I wrote a
groovy script that grabs the Maine legislation
public hearing schedule and outputs all the items. It kinda looks like this:
committee : LVA
document number : LD-2261
date : 2008-04-02 13:00
room : Room 437 State House
bill title : I.B. 3, An Act To Allow a Casino in Oxford County
committee : ACF
document number : LD-2262
date : 2008-03-26 14:00
room : Room 206, Cross Building
bill title : H.P. 1626, An Act Pertaining to the Definition of "Milk"
committee : BEC
document number : LD-2257
date : 2008-03-25 13:00
room : Room 208 Cross Office Building
bill title : H.P. 1619, An Act To Establish a Uniform Building and Energy Code
I'm going to push this stuff into a database or maybe directly into an RSS feed once I grab a few more bits of data to go with it.

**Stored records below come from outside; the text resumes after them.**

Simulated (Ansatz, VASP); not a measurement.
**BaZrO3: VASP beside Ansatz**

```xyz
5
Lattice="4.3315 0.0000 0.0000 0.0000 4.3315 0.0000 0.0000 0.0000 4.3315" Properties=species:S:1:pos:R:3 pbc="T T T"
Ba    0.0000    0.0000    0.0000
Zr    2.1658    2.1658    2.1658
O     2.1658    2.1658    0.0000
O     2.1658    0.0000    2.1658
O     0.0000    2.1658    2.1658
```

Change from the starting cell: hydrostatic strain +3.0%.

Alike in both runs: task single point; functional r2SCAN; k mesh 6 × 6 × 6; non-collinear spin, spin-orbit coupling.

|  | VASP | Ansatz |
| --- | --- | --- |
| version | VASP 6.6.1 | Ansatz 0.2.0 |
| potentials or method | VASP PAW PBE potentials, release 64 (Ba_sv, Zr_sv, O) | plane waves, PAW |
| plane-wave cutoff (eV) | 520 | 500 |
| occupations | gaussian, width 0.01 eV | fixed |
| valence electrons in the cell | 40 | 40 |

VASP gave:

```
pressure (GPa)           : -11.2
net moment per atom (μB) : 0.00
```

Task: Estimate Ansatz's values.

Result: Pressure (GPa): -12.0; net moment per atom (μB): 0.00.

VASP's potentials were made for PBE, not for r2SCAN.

the following is the entire script I used to produce the above output... it's nothing too exciting, but shows how I used groovy and tidy to grab some data from several entirely un-styled documents as a first step in providing some structure to that data for future applications.
import org.w3c.tidy.Tidy
import java.text.SimpleDateFormat
// some date formats we'll use to validate and reformat dates later
SimpleDateFormat dateInHtml = new SimpleDateFormat('EEE MMM dd, yyyy, h:mm a')
SimpleDateFormat dateWeLike = new SimpleDateFormat('yyyy-MM-dd HH:mm')
String base = 'http://www.mainelegislature.org'
// this url is for the index page for all public hearings..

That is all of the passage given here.